AFP — The World Bank is planning financial aid for Greece through its private-sector arm, stepping outside its traditional role of supporting low-income countries.
The World Bank provided technical assistance to Greece in 2012, as its economy reeled from a debt crisis, but has not extended financial aid to the country in several decades.
We are considering a select engagement in Greece at the request of the Greek government,” said Dimitris Tsitsiragos, the head of international investment operations and advisory services at the International Finance Corporation (IFC).
“With all that happened in the country over the last five years, the impact on the economy, the decrease in GDP… it makes sense to look at select opportunities as part of this temporary engagement,” he said, adding that an objective was “boosting investors’ confidence in the country”.
In July, the eurozone member country struck a three-year, 86 billion euros bailout with the European Union, its third rescue plan since 2010.
In this context, the IFC hopes to jump-start private investment at a time when Greek banks are still too weak to support development, the official said.
The IFC lends money to companies to support private-sector development projects, such as bolstering clean energy, telecommunications and infrastructure.
Though the 188-nation World Bank normally serves developing countries, members of the institution have supported a temporary engagement by the IFC in Greece, considered a developed country, Tsitsiragos said.

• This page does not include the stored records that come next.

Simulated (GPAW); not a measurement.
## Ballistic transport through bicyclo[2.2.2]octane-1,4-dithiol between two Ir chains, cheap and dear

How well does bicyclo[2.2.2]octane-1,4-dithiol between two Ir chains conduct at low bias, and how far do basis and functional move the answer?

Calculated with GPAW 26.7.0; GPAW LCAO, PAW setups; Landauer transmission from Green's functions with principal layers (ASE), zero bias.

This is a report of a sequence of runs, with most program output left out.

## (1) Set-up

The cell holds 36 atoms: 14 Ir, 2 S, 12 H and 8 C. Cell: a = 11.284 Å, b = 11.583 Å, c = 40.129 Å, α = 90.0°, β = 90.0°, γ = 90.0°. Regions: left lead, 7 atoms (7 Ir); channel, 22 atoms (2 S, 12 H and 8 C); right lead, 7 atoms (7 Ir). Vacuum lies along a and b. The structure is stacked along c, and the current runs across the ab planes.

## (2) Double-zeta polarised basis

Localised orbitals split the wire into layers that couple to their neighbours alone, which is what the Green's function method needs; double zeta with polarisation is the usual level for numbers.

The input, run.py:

In the late 1990s, another developed country, South Korea, had also received exceptional IFC support.
The amount of financing for Greece, as well as its timetable, are still not known, the official said.
Though uncertainty in the country and a string of elections may have delayed certain projects, there is private-sector interest, notably since Greece received its first instalment of European aid in August, Tsitsiragos said.
“Investors clearly are looking at how the agreement with the Europeans is being implemented,” he said.